Pulse Sequencing

Background

Sequencing typically requires construction of a sequence table which defines the order in which waveforms are played along with control-flow instructions. In existing commercial AWGs, these control-flow instructions are limited to repeated waveforms (basic looping) and non-conditional goto statements to jump to other sections of the waveform table. More recently, equipment manufacturers have added rudimentary conditional elements through event triggers to conditionally jump to an address in the waveform table upon receipt of an external trigger. This capability introduces branches into the sequence table. Equipment manufacturers have also expanded the memory re-use concept by subsequences which allow for jumping to sections of the waveform table and then returning to the jump point in a manner similar to a subroutine or function call in a standard programming language.

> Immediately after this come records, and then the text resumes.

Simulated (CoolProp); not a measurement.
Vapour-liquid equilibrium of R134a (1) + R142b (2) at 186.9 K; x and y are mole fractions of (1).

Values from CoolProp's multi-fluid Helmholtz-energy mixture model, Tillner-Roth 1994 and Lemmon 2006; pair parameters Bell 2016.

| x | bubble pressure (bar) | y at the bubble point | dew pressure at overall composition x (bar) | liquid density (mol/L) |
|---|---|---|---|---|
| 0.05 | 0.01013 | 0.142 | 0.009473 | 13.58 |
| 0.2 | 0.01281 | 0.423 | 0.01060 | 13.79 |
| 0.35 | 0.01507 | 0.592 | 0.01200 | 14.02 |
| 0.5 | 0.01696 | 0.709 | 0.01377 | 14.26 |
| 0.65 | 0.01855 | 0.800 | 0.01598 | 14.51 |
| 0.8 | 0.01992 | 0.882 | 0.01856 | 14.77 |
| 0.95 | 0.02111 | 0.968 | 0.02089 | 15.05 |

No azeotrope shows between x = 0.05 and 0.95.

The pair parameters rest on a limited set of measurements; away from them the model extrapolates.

These recent additions expand the number of sequence flow graphs that can be built with these primitives. However, they are still limited in several ways. First, previous implementations have not allowed arbitrary combinations of control-flow constructs. For instance, it may be desirable to have all control-flow instructions be conditional, so that, for example, subsequence execution could depend on external input. Or it may be desirable to construct recursive control-flow structures, i.e. nested subsequences should be possible. Second, event triggers are not sufficiently expressive to choose between branches of more than two paths. With wider, multi-bit input interfaces, one can construct higher-order branches (e.g. with a 2-bit input you could have four choices).

In short, rather than having an instruction set that allows for a limited number of control-flow graphs, we wish to expand the instruction set of AWGs to allow for fully arbitrary control flow structures.

Superscalar Sequencer Design

Sequencer block diagram The APS has a single instruction decoder that dispatches instructions to multiple waveform and marker engines.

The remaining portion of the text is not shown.